Investors, in the majority of cases, would prefer symmetric fee structures
Recent moves by a handful of fund managers to offer performance-based fees are a welcome development. Hopefully, others will embrace the trend. But the new fee structures need to be designed to ensure portfolio managers have enough skin in the game to be truly in sync with the interests of those whose money they steward.
Fidelity International (the international arm of Fidelity Investments until becoming independent of its US parent in 1980) provided a diagram of its new fee structure this week, without specifying actual levies. As I suggested earlier this week, I would go further. Here’s how.
At some level of underperformance versus the benchmark, the fund manager should earn nothing in fees. While it makes sense for the baseline management fee to be higher than a comparable passive product fee — after all, there should be some compensation for the increased cost involved in an actively managed product — any underperformance should lead to a fee reduction that rapidly punishes the active fund relative to a passive alternative.

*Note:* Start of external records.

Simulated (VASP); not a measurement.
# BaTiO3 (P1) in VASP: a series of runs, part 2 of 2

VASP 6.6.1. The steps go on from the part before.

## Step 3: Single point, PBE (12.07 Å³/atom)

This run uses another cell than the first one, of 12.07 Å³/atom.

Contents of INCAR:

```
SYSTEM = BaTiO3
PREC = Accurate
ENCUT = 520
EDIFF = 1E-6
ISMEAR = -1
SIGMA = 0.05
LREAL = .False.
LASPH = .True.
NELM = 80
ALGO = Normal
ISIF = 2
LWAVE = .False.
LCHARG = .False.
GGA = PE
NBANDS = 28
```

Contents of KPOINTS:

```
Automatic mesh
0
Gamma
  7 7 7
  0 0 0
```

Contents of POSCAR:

AllianceBernstein Holding LP already offers US products with performance fees and is mulling European launches, as is Allianz SE’s Global Investors unit. Orbis Investments, which manages about 25 billion pounds ($33 billion, Dh119 billion), has offered funds to UK retail investors since 2014 that provide refunds if a manager beats the benchmark only to subsequently lapse into underperformance.
As welcome as the shift to tying what investors pay to how well a manager performs, it’s not a new idea. Three years ago, a research paper by the Cass Business School in London examined three different fee models. The study differentiated between fixed fees, asymmetric performance fees that have a fixed and performance element, and symmetric fees dictated by performance alone.
The study argued that charging a fixed fee “encourages managers to grow their asset base beyond the level that is consistent with sustaining ‘superior returns’.” Bad performance, meanwhile, is less likely to be punished by investors withdrawing funds.
The asymmetric performance fees charged by many hedge funds, meantime, could be described as ‘heads we win, and tails you lose’,” the Cass study argues. The so-called “two-and-twenty” model, for example, charges 20 per cent of positive returns, and 2 per cent of assets under management. So no matter how badly a hedge fund performs, it’s guaranteed at least 2 per cent in levies.
The conclusion of the paper was quite stark:
Investors, in the majority of cases, would prefer symmetric fee structures. Only when an investor is certain (before investing) that an investment manager is very skilled and takes a lot of risk would investors prefer fixed fees. The theoretical literature is therefore largely supportive of symmetric fee structures as a way of aligning manager and investor interests.
It’s worth noting that the decision to offer a different choice of fee structure isn’t just driven by a Darwinistic desire to fend off the flow of money fleeing to low-cost tracking funds. Increased scrutiny by regulators, including the Financial Conduct Authority which is the UK industry overseer, is also spurring reform.
Here’s what Fidelity International said this week in the press release announcing its decision to introduce active equity funds with fees tied to whether those funds outpace their benchmarks (emphasis mine):
These changes will more closely align the performance of our business with the performance of our clients’ portfolios and deliver what we believe clients and regulators are looking for.
The investment management industry has feasted for too long on opaque fees and hidden levies. Explicitly calibrating management income with performance would expose poor performers to some Schumpeterian creative destruction.
By pledging a zero management charge for active portfolio managers whose returns are far below what a low-cost tracker fund can achieve, fund managers can regain the faith of investors and regulators that the interests of principals and agents in the socially essential business of providing for retirement are truly aligned.